OPRT Update (Q4 and Full Year 2023 results)
Aggregate originations - 1.8bn a year, at this rate the loan book size should stay roughly constant.
Gross portfolio yield increased 23 basis points year-over-year.
Net charge-off rate in Q4 2023 was within guidance.
Management guided to 97.5mln of operating expenses per quarter (400mln a year) by Q4 2024, which is less than I modelled in the cost cut scenario, where I forecasted them to be 420mln. So this is positive.

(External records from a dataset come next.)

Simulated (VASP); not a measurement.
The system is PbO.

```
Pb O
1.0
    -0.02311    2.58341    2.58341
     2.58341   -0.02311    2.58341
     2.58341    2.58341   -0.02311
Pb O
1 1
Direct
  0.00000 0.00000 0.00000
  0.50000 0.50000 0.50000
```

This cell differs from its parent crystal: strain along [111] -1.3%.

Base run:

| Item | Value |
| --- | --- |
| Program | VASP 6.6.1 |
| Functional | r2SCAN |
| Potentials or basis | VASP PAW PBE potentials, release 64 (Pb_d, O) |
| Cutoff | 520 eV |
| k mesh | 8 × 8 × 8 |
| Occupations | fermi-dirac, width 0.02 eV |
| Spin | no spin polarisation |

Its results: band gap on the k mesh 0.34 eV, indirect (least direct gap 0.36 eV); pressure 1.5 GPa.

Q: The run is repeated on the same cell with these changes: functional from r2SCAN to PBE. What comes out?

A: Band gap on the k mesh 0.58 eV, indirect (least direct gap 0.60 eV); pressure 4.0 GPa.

As for the performance of the post-tightening book, the company keeps obscuring the performance of new vintages. In Q3 2023, the company changed the presentation format from net charge-offs + delinquencies to just net charge-offs. This quarter, they stopped comparing the charge-offs for new vintages to 2019 cohorts and started comparing them to 2022 cohorts, which is a negative sign indicating that the quality of those vintages likely deteriorates as time passes. However, net lifetime losses for post-tightening vintages are 400bps lower than for Q12022, Q2 2022, 12 months after origination. Management says they continue tightening, mainly by shortening the loan life and decreasing the loan size.
The latest securitisation (10th of February) was done at an 8.4% interest rate, 160 basis points lower than October securitisation and 60bps lower than I forecasted. So this is positive.
Overall, considering the charge-offs don’t need to significantly decrease if expenses decrease in line with management’s estimates, I think the base case for the thesis is still intact.